One's view on abortion is a proxy for a other values – not that people on either side don’t sincerely hold their views, but that a whole array of our sort of people/not our sort of people issues come into it as well. In simplest form, being prochoice is seen as being for women, in some way. Being prolife is seen as being for churchy stuff. Given the wide difference among women and among churches, it rapidly gets messy. People resent being seen as anti X, just because they are for Y, when X and Y are not true opposites.
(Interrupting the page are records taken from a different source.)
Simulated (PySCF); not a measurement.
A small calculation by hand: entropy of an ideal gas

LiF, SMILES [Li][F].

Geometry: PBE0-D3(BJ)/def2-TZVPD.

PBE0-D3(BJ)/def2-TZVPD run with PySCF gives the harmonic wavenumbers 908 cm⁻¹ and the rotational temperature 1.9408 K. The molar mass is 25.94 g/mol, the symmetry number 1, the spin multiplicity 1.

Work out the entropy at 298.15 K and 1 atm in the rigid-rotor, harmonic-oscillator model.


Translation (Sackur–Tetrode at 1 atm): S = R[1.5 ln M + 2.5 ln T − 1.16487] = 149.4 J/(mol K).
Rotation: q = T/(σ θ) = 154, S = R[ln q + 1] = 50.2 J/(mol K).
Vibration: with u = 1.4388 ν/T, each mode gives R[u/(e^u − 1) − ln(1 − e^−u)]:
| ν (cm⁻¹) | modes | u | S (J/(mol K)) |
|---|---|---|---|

But this does explain why animal-rights activists, who by logic should be prolife extremists, tend to be prochoice. It's an Our Sort/Not Our Sort thing. This is intensified by the tendency of PETA folk to have few or no children, lining them up with the environmentalists. Their attempt at legacy is diverted to the entire planet. They don’t have the historically usual understanding about nurturance, and so adopt the faux-nurturance of Gaiaism. (four vowels in a row!).
3 comments:
Another consideration:
For the death penalty but prolife.
-Doug
I think the distinction between them has been explored frequently. I see the similarity as superficial, but it seems to carry a lot of emotional force.
Certainly, you can find folks so frothing for retributive justice that you wonder how it fits with a prolife stance emotionally, even if it holds up philosophically. I don't meet such folks in real life, but I encounter them in online comments sections.
It is a common & inevitable problem. We can't have expertise on everything so that it is easier & much more comfortable to accept the opinions our friends.
Thus those keenest on threatening us with CO2 caused global warming are, with a few honourable exceptions, against nuclear reactors. The only correlation being a luddite worldview.